Chat now with support
Chat with Support

InTrust 11.4.1 - Contingency Planning Guide

Contingency Planning Overview

Looking at any InTrust organization infrastructure, it is possible to determine the components which are the most critical for the InTrust operation. In case these components are damaged due to any kind of disaster, the whole system will fail, and valuable data will be irrevocably lost. So, it is strongly recommended that you back up the following:

  • InTrust Servers
  • Configuration Database
  • Repository

Generally, Audit database failure is not as critical as other components’ failures, because typical workflow presumes that data is collected to repository. Repository backup will help to restore your Audit database: after you recover the repository, you can easily import the necessary events into the database. However, it is recommended that you periodically back up your Audit database and other InTrust components, as described in this guide.

Backup Procedures for InTrust

To minimize the risk of irrevocable data loss, it is strongly recommended that you perform backup procedures for your InTrust components, as follows:

  • InTrust Servers: either weekly, or after new agents are added.
  • Configuration database: always after any configuration changes; periodically to take into account newly installed agents (daily backup recommended). Alternatively, set up configuration database replication, as described in Replication of the InTrust Configuration Database. This lets you ensure InTrust configuration consistency across the enterprise and increase you InTrust organization's fault tolerance.
  • Repository: after each gathering process, i.e. depending on gathering process schedule; at least daily backup recommended.
  • Audit database: depending on gathering process schedule (frequency), daily backup recommended.
  • Alert database: daily backup recommended.
  • InTrust agents: recommended—two times a week.

InTrust provides InTrust Server failover capabilities, which allow for automatic operation switching. It is recommended to activate this feature, as follows:

  1. Configure two InTrust Servers in your InTrust organization:
    • A production InTrust Server that performs gathering and real-time monitoring
    • A standby InTrust Server that will take over the operation if a production Server goes down.
  2. Create an InTrust site containing the standby InTrust Server, and specify this server name when prompted for InTrust Server responsible for processing the site.
  3. To monitor for the state of production InTrust Server, you need to enable the “InTrust server is down” monitoring rule (located in InTrust Internal Events | InTrust server failover rule group) on the standby server, and activate the response action (failover script execution) of this rule.
  4. When configuring this rule, select to perform matching on server side. Also, you can specify:
    • Which InTrust Servers to monitor
    • How long to wait for response from a monitored server before it is considered to be down
  5. Create and activate a monitoring policy involving this rule and the InTrust site created on step 2.

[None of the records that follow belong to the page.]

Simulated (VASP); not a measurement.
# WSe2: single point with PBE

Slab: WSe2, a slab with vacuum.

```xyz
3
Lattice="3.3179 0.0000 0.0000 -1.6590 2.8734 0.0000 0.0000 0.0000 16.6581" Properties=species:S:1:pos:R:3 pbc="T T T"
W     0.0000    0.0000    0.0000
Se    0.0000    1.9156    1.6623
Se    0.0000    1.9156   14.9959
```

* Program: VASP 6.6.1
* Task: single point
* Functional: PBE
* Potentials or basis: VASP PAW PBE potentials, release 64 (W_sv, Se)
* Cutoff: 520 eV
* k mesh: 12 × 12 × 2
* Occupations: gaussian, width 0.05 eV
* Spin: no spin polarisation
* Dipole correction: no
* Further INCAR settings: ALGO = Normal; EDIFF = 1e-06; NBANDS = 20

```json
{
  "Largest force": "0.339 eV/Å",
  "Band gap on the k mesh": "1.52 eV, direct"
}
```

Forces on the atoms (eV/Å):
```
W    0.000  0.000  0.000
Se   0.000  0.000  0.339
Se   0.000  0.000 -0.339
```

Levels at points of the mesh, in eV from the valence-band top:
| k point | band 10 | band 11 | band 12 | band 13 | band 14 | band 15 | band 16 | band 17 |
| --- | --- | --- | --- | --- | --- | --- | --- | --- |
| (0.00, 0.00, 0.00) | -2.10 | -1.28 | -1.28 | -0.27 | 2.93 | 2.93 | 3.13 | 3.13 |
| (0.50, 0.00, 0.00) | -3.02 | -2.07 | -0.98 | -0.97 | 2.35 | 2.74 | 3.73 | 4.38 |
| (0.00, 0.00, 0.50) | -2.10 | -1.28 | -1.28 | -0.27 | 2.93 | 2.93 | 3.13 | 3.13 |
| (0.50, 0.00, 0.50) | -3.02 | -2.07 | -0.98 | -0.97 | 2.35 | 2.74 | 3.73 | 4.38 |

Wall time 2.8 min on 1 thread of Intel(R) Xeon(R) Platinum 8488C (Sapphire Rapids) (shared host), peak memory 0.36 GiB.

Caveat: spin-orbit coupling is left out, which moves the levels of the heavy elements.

If the production InTrust Server failure occurs, the standby InTrust Server takes over the sites and tasks processed by InTrust server that went down.

Caution: To ensure the availability and integrity of InTrust databases and repositories, it is recommended to locate them separately from the InTrust Servers. This will help minimize the risk of their failure if any of the InTrust servers go down.

If your agents are planned to be installed manually (for example, automatic agent install is not allowed by your organization's policies), then you should establish agent-server communication for both the production and standby InTrust servers when you install and configure the agents. This will allow agents to connect to a standby server if a failover occurs. (For details, refer to Installing Agents Manually).

IMPORTANT: InTrust server recovery may be incomplete if the failed server was configured to receive forwarded Syslog messages. In this case, a failover operation can cause your Syslog collections to reference the wrong Syslog-receiving InTrust servers. If this happens, open the properties of the affected Syslog collections in InTrust Deployment Manager and select the right Syslog-receiving servers for them.

How to Recover Your InTrust

The following topics give you an idea of the problems which may occur due to a disaster, how they can be solved if you have properly backed up your data, and what if you have not.

InTrust Server Recovery

InTrust Server and Its Temporary Files Corrupted due to Disk Failure

Backup Copy

Solution

Disk backup available

Restore InTrust Server and temporary files to the location where they resided.

No backup

Use InTrust failover capability to switch to other InTrust server in your organization. For that, you should enable the “InTrust server is down” real-time monitoring rule (from the “InTrust server failover” rule group) on the standby InTrust server to monitor for current InTrust server status:

  1. On the General tab of the rule’s Properties dialog, make sure the rule is enabled.
  2. On the Response Actions tab, make sure the Failover script execution is selected. Save the settings, and commit the changes.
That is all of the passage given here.